I’m sorry but at the root of the problem is the lack of education that allowed those folks, his backers, to get him elected. At their core they are not smart. Not smart enough to know when someone is lying to their face, …and that isn’t book smarts. That takes a deeper level of contemplation than wrote memorization of math rules or poems for English class! Those folks don’t have the capacity, and that is exactly how the republicans want them.
Your point is accurate, that honing in on their poor grammatical or spelling capacity doesn’t make inroads with them, and that ad hominem attacks are counter productive at converting someone to your side in an argument. However, my point is that one in such a situation should seriously consider wasting their time further in conversing with the challenged person.

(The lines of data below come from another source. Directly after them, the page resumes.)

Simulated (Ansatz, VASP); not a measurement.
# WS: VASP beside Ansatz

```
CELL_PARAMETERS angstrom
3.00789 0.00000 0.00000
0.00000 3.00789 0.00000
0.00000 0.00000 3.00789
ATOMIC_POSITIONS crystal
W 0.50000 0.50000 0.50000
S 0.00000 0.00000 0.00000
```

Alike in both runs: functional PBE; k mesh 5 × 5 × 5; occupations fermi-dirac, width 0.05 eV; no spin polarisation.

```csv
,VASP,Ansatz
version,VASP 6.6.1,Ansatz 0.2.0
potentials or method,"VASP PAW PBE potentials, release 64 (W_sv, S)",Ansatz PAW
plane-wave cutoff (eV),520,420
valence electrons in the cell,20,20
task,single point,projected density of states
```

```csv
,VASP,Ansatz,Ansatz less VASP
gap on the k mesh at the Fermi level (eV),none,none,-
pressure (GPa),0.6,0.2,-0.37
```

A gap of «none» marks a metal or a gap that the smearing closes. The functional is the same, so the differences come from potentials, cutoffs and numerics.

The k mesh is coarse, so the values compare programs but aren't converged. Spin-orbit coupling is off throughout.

Case in point: Listening to NPR lately has become such a chore because of their excessive use of improper grammar. It doesn’t inform the listener or improve their story when they: “so-and-so, he…” or “so-and-so, she…” and it indicates a lack of rigor, as do the spelling mistakes. (Assuming they’re not created by fat fingers on the infernally tiny smart phone keyboards, or by the stupid phones themselves thinking they know what word we meant better than we the authors and go changing it, …much to our surprise, after posting!).
A lack of rigor in communication, and by extension, …in thought. The interviewers never ask the really difficult questions that being better informed would enable. They don’t exercise the rigor to seek out the progressive position and the idiotic regressive position. They allow opinion to be spoken unchallenged. My indictment is that they never seem to have a command of any subject enough to challenge statements made by their interviewees.